Bill> With the NAS iData Agent you should be able to drill down to the Bill> named snapshot as your data source Bill> (e.g. /vol/myvol/.snapshot/mysnapshot). You could recycle the Bill> named snapshot to rename or delete the previous snapshot then Bill> create a new one with the same name.
Bill> snap rename myvol mysnapshot mysnapshot.1 Bill> snap create myvol mysnapshot
Bill> DOH!!! While I was typing this I remembered that I was thinking Bill> of in terms of NDMP backup performance was QTree vs Volume, not Bill> Volume vs named snapshot. Your named snapshot is essentially a Bill> volume level backup so it should not be signifcantly different Bill> in performance. QTree backups are much slower because it has to Bill> determine which files belong to the QTree then which blocks Bill> those files use.
Ah... that explains it. I couldn't figure out why it would be a problem using named snapshots... so I decided to test it out. Performance looks to be just fine so far... we'll see how it ends up being.
Thanks for the hints, I've ended up doing the following:
1. create new snapshots for each volume in the set that are to be backed up. I used a consistent name for the snapshots to make life easier.
2. I then setup a new sub-client, added in the volumes I wanted, and drilled down to the named snapshot and added that.

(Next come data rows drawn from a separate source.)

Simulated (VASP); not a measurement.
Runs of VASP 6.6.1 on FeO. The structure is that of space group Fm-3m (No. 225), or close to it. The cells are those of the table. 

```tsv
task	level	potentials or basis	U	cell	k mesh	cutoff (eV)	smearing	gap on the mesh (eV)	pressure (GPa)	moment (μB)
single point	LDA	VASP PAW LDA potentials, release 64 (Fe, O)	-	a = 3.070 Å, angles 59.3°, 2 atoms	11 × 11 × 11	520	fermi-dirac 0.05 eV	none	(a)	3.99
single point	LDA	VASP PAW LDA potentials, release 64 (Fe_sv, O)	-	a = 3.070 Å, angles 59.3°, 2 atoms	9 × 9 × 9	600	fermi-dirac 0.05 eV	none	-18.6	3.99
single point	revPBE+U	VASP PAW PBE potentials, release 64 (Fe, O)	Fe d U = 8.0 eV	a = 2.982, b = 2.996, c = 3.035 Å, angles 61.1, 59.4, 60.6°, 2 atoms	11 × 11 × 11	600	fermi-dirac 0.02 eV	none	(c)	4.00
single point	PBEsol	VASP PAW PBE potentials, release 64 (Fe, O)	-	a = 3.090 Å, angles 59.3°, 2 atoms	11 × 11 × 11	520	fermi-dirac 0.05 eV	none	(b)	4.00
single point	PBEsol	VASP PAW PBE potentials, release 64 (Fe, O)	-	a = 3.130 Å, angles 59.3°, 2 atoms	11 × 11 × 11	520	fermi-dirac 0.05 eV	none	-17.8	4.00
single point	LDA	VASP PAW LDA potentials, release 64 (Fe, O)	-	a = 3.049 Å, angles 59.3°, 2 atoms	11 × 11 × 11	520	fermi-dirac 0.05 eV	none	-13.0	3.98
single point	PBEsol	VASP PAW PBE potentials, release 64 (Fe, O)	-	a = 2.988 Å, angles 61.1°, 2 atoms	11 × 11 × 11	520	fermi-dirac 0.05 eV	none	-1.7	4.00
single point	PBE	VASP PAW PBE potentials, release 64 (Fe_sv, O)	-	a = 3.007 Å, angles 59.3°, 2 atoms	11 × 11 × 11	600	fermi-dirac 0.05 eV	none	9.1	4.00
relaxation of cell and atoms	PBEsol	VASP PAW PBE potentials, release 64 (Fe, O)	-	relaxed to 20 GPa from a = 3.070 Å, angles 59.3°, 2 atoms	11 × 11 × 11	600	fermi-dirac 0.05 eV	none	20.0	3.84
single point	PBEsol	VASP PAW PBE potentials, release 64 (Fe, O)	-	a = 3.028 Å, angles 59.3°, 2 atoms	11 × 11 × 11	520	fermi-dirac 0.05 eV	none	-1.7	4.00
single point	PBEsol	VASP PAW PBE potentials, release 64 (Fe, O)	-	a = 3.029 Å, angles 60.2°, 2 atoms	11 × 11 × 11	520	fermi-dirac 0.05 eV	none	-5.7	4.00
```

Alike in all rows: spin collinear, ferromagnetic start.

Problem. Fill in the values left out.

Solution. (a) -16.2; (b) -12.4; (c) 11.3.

3. I wrote a pair of simple pre/post scripts which run on a CommVault Media Agent. The pre- script just deletes any existing snapshots with the same name, and them re-creates a new one.
The post- script goes through and deletes the named snapshot as well.
Now to test out the process for restores. Part of the issue is that one or more of the volumes will actually be an FC lun that needs to be restored, then mounted somewhere else and data copied out. Not ideal, but should work for what we need.